We all know Mitt Romney. He’s a business man, a Mormon, a husband and father and the former governor of Massachusetts. But that is all we really know. When it comes to policy and what Romney will do for our country, we know nothing.
Now that is nothing new to most of us, but now the right is starting to take notice:
Conservatives are increasingly worried that Mitt Romney’s vagueness about tax reform and other policy issues will be his downfall on Election Day.
Romney’s sympathizers are raising red flags, after he and his running mate repeatedly declined to provide details during a round of Sunday interviews about the loopholes he’d close to pay for large tax rate cuts.
“If you don’t start telling people what you believe — if you really do, in fact, believe in anything — and if you don’t start telling people, yes, these are the tax exemptions that we’re going to get taken care of … unless you have somebody that’s willing to do that, Romney’s going to lose,” said conservative Joe Scarborough on his MSNBC show Monday. “The Romney people think they can run a Bob Dole campaign, a John McCain campaign … Republicans do not win by running these types of campaigns.”
And here’s a striking endorsement from Ohio Governor, John Kasich:
Kasich, meanwhile, said almost nothing positive about Romney in our conversations, other than to say his life would be better with a president who would get the federal government out of his way. “He says he’s got a 53-point plan or whatever, I don’t know,” was Kasich’s rousing endorsement of the Romney agenda.

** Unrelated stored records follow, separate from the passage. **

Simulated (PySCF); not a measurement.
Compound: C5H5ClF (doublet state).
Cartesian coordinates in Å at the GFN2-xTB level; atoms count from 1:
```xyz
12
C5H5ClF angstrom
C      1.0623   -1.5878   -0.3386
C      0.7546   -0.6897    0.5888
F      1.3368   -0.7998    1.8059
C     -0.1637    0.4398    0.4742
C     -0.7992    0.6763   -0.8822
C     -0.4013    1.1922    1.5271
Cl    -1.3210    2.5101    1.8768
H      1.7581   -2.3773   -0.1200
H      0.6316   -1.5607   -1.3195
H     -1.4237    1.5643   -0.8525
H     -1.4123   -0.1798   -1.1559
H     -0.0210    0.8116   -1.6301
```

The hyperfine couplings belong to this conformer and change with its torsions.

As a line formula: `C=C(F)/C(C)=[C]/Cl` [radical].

Why doesn’t Romney lay out his plan? My only guess can be that he doesn’t have one. That’s also going to be Romney’s downfall.
In the upcoming weeks we have debates between Mitt Romney and Barack Obama taking place. These debates generally focus on a lot of policy type questions. We already know what President Obama wants to do, so all he has to do is reiterate his plans. Mitt, on the other hand, has told us nothing. People are going to see this during the debates and really start second guessing him.
Of course this is also symbolic of Mitt Romney. He has already projected that his campaign is based upon entitlement, as in his own. He feels he is entitled to be the President, because he is that rich brat that got everything he wanted. That isn’t the case when it’s up to the public collective to decide and right now all they got to go on is that Mitt isn’t the other guy.
I would really hope that Mitt does lay out some actual policy. If he doesn’t win, it would still be good to hear his ideas, which may still be able to be incorporated. But Mitt won’t do that. Instead he will only give his plans if he wins, not before. That’s a real patriotic attitude there.